I wonder how many of us can come up with at least one name of a person who bullied us when we were growing up. I honestly don’t really remember, but I know that’s not the case for some, and you may be regretting reading this post because it’s bring up some bad memories for you. Please trust me on this, and keep reading.
I think that one of my biggest problems in dealing with my student loan situation is that I feel like the banks are just huge bullies that I cannot defeat on my own. Based upon some things that I went through in life, nothing irritates me more than the sense I get when someone else is trying to control or pressure me into doing something that I don’t want to do. Or maybe I need to do it, but he or she wants to dictate all of the details as to how I go about it.
You may say that I have a rebellious nature, but I disagree. Once you’ve had your control taken from you, I guarantee that you’ll do almost anything to ensure that it never happens again. Anyway, the reason I bring this topic up is because I recently learned that one of my friend’s kids is being bullied, and I cannot express how emotional I am over it.

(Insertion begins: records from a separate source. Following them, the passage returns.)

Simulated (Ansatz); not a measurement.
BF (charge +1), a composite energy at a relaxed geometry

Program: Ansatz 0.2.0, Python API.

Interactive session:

It amazes me that so many people are still dealing with a bully, and how big the problem is. I wrote about bullying in my novel, Rage. I wrote about it from two perspectives: one doing the bullying, and the other suffering from it. Often times, like in the book, people tend to bully because they’re not secure in who they are. I used to not believe it, but now I do. Why else would someone feel the need to belittle, control, mock, abuse, or pressure another human being?
For those who are bullied, like in my life and in the book, I found myself almost duped by the other person. You just don’t expect the people you know to do horrible things. That’s almost a direct quote out of my second novel, Resolve. We want to believe that most people will do the right thing most of the time, and that their motives are good. It’s hard to believe in that sometimes, especially when we see and deal with the opposite.
Some of the biggest bullies of all time are the ones involved in organized crime, like the notorious Mafia. I have always been fascinated by the Mafia and I even took an organized crime course in college. For someone who prefers to stand up to bullies, why would I be interested in learning about very powerful ones? After researching and writing about organized crime, I think my fascination is caused by the fact that these families maintained such incredible power for long periods of time. Organized crime still happens today, whether you want to believe it or not. How does that happen? No one stands up to them. Of course, most of the bullies that we deal with won’t hunt us down and kill us for not following through on some demand, but sometimes we do. Why do we wait so long to do the right thing? Do we believe that the person will change? Or are we so used to being mistreated that we don’t notice the difference?
I’m not comfortable with these questions, and I’ve often asked them myself. I used to ask them over and over after I got away from the guy who raped me. How did I let it happen? Why didn’t I do this or that? But, those just lead to answers that sound like I’m defending myself. It’s not our fault that other people are so starved of love and self-esteem that they have to take it out on others. Those who bully are often dealing with many of the issues that you and I face, but something happens to them that’s different. There are those who suffer but get help to learn about what happened, to heal, and move on. Then there are those who suffer but instead of going down the healthy route, they select the selfish one . . . the one that encourages them to treat others poorly because that’s how they were treated. I’m not sure where or when that route shows up, but I do know that we are responsible for how we treat others no matter how badly we’ve been treated.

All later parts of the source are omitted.